Throwback Thursday: Chad le Clos Chases Down Michael Phelps For Stunning Olympic Gold

Before the 2012 Olympic final of the men’s 200 butterfly, no one had beaten Michael Phelps in a major final of the event for 12 years. For all the accolades Phelps earned in his greatest-of-all-time career, the 200 fly was his signature event, the one in which he made his Olympic debut as a 15-year-old and the one in which he earned his first world record and world title. In between Phelps’ first Olympic final of the event and his fourth, he won two Olympic golds (including one with leaking goggles) and five world titles while resetting the world record on eight different occasions.

But the London Games were the only one of Phelps’ five Olympics in which he did not show up in tip-top shape. Over the previous two years, Phelps had taken a handful of losses during in-season competitions, and this gold-medal pursuit, in which Phelps was aiming to become the first male swimmer to ever win three consecutive Olympic golds in one event, would be no easy task.

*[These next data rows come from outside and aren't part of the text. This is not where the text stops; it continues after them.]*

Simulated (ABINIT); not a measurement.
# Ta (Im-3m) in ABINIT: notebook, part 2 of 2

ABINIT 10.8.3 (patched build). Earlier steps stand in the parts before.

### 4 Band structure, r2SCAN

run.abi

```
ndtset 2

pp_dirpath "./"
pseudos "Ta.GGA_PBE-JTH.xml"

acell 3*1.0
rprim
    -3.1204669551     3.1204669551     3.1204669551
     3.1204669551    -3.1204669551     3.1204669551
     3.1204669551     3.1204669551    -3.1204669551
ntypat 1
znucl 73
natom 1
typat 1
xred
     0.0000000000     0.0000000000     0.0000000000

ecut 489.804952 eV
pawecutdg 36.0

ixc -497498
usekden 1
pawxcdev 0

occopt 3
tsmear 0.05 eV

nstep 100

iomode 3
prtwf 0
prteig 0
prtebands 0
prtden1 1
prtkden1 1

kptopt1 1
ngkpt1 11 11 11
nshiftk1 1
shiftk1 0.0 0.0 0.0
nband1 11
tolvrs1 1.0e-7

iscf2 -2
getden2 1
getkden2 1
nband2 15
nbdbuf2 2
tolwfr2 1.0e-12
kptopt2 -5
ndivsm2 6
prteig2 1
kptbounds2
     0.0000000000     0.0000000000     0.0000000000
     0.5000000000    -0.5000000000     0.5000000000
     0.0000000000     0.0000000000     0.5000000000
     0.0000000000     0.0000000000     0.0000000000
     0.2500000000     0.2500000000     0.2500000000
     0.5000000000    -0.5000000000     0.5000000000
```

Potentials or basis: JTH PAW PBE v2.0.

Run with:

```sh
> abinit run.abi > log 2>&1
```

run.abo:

Japan’s Takeshi Matsuda, the World Championships silver medalist one year earlier and a consistent medal presence in the event, was considered the biggest threat to Phelps, and Matsuda had qualified first in the semifinals. But in between Matsuda and Phelps in the final was Chad le Clos, a skinny 20-year-old from South Africa considered a rising star in the sport. Le Clos, who had already won gold medals in the event at the Commonwealth Games and Short Course World Championships as a teenager, swam a time of 1:54.43 in the Olympic semifinals, an African record but nowhere near the best times of Phelps or Matsuda.

That did not matter. In the Olympic final, le Clos unleashed a career-defining performance. Refusing to be overwhelmed by the moment, le Clos stayed close to the favorites, saved up for a finishing burst — and won Olympic gold.

Phelps was long known for his clutch finishes, coming from well behind in the final meters to out-touch fading competitors. He did that to Ian Crocker in the 2004 Olympic final of the 100 fly and to Milorad Cavic in the same event four years later. But this time, it was a fading Phelps running out of gas as le Clos surged ahead. Coming down the stretch, Phelps had an arm-length lead, but he took a long stroke into the finish, gliding into the wall as his South African hit the finish perfectly. In a time of 1:52.96, his best time by one-and-a-half seconds, le Clos claimed Olympic gold.

As he realized what he had done, le Clos smashed the water in joy and disbelief. He was on the verge of tears as he sat on the lane line before dropping back into the pool to acknowledge Phelps, who had finished five hundredths behind for silver.

That moment made le Clos a star, and over the last decade, he has continued to put forth quality performances at international meets. Later on in London, he won silver in the 100 fly, and four years later in Rio de Janeiro, he used a scintillating start to take an early lead in the 200 freestyle final before holding on for silver. He faded to a surprising fourth in the 200 fly final, but he rebounded to finish in a three-way tie for silver in the 100 fly, joining Phelps and another familiar rival, Laszlo Cseh. In perhaps the most humorous moment of those Games, the three longtime rivals held hands as they climbed the medal podium together.

In his career, le Clos has won four individual world titles, winning the 100 fly in 2013 and 2015 and the 200 fly in 2013 and 2017. He has captured three further butterfly medals at the World Championships, and at Short Course Worlds, he has won a whopping 12 golds, spanning the three butterfly distances plus the 200 free, and 20 total medals. At the Commonwealth Games, the total is seven gold and 18 total medals.

For all those accomplishments, which have made le Clos one of the best swimmers ever from Africa, his signature moment remains that golden swim in the London final, when he earned just the third-ever Olympic swimming gold for a South African male, joining the 400 free relay team in 2004 and breaststroker Cameron van der Burgh two days earlier.

In that moment, le Clos was not intimidated racing the greatest swimmer in history, and that’s how he shocked the world.